In a dusty pink colour, the beautiful Art Deco architecture of the villa was built by the Porto architect José Marques da Silva as the family summer residence of Count Carlos Alberto Cabral, who were textile manufacturers. The private residence is spread over three floors by combining neoclassical, romantic, and art deco elements created by the culturati of the day -Marques da Silva, Charles Siclis, Jacques Émile Ruhlmann, René Lalique and Edgar Brandt. Only some of the original furniture can still be viewed, but features like the René Lalique skylight and the two-storey central hall are peeks into how the industrial elite of Portugal lived at the time.

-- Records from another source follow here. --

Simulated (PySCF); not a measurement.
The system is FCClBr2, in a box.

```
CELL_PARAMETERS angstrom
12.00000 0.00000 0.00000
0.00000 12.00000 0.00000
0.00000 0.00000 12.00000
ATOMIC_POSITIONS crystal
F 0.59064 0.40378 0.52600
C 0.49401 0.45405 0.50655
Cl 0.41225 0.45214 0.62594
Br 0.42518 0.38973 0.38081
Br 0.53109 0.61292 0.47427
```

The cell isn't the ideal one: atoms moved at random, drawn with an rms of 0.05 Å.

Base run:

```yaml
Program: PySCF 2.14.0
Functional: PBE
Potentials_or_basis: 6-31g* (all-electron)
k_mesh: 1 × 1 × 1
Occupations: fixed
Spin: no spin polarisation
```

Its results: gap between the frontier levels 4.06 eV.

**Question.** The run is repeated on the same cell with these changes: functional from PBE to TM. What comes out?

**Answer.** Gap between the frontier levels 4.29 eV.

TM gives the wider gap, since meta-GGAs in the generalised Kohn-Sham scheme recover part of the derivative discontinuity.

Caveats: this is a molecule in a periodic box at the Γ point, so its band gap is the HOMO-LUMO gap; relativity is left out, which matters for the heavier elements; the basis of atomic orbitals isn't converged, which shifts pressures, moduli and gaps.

The surrounding park, made up of landscaped gardens, was designed by João Gomes da Silva, and still contains the most important species that occupied the land before. Today, it displays sculptures by Claes Oldenburg, Dan Graham, and Richard Serra permanently.
The Serralves Museum of Contemporary Art itself is housed in the contemporary Álvaro Siza building. A low-rise structure that interferes with the landscape as little as possible, it’s a serene, minimalist structure in white stucco, which integrates beautifully with its surroundings. As the Foundation’s primary exhibition space, the museum organizes three parallel exhibitions in its central body and two wings a year. An L-shaped patio structure complements the whole. Well-known artists like Franz West, Luc Tuymans, Bruce Nauman and Helena Almeida have had exhibitions here.